LlamaCppEx.Sampler (LlamaCppEx v0.7.0)

Copy Markdown View Source

Token sampling configuration.

Builds a sampler chain with the common sampling parameters. The samplers are applied in order: grammar -> penalties -> top_k -> top_p -> min_p -> temp -> dist/greedy.

Summary

Functions

Accepts a token (updates sampler internal state).

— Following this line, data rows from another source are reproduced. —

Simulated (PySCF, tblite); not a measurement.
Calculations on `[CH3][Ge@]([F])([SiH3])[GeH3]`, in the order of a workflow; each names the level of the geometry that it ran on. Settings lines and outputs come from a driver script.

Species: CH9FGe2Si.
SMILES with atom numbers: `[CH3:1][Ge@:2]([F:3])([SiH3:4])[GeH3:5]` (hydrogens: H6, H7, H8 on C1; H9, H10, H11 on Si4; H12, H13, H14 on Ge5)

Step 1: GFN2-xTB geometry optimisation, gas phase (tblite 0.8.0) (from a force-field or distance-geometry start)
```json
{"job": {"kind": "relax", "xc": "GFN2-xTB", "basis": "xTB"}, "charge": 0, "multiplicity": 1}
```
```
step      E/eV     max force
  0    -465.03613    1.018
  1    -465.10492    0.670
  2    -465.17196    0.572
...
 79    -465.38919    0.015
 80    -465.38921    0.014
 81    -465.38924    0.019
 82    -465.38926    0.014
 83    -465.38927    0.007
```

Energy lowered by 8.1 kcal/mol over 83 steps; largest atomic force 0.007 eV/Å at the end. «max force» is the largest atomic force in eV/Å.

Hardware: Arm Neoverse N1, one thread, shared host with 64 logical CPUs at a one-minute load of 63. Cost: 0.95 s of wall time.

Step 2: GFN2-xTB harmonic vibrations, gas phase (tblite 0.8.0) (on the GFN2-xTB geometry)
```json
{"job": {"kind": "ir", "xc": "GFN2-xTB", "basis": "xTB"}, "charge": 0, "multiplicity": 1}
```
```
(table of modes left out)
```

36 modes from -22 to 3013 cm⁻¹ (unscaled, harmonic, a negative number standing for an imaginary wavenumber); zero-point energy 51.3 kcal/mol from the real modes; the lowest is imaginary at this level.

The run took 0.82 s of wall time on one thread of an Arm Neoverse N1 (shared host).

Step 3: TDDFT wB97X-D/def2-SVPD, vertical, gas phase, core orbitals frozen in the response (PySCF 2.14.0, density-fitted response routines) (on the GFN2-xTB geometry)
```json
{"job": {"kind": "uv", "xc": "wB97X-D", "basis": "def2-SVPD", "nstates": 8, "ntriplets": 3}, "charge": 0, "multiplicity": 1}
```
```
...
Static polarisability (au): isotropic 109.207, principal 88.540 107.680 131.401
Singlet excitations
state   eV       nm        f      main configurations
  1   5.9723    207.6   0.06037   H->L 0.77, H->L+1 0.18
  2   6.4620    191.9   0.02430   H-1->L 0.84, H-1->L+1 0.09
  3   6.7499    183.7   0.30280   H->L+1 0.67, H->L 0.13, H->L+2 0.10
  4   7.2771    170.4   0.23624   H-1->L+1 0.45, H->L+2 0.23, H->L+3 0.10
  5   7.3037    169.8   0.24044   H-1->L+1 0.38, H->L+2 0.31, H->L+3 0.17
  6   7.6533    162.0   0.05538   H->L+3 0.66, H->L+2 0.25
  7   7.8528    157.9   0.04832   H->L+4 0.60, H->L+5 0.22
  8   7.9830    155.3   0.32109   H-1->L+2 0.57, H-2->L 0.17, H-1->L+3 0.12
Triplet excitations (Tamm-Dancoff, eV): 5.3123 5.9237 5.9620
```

Creates a new sampler chain.

Resets the sampler state.

Samples the next token from the context's logits.

Types

t()

@type t() :: %LlamaCppEx.Sampler{ref: reference()}

Functions

accept(sampler, token)

@spec accept(t(), integer()) :: :ok

Accepts a token (updates sampler internal state).

create(model, opts \\ [])

@spec create(
  LlamaCppEx.Model.t(),
  keyword()
) :: {:ok, t()}

Creates a new sampler chain.

Requires a model reference (needed for grammar-constrained sampling).

Options

  • :seed - Random seed for sampling. Defaults to a random value.
  • :temp - Temperature. 0.0 for greedy sampling. Defaults to 0.8.
  • :top_k - Top-K filtering. 0 to disable. Defaults to 40.
  • :top_p - Top-P (nucleus) filtering. 1.0 to disable. Defaults to 0.95.
  • :min_p - Min-P filtering. 0.0 to disable. Defaults to 0.05.
  • :penalty_repeat - Repetition penalty. 1.0 to disable. Defaults to 1.0.
  • :penalty_freq - Frequency penalty (0.0–2.0). 0.0 to disable. Defaults to 0.0.
  • :penalty_present - Presence penalty (0.0–2.0). 0.0 to disable. Defaults to 0.0.
  • :grammar - GBNF grammar string for constrained generation. Defaults to "" (none).
  • :grammar_root - Root rule name for grammar. Defaults to "root".

reset(sampler)

@spec reset(t()) :: :ok

Resets the sampler state.

sample(sampler, context)

@spec sample(t(), LlamaCppEx.Context.t()) :: integer()

Samples the next token from the context's logits.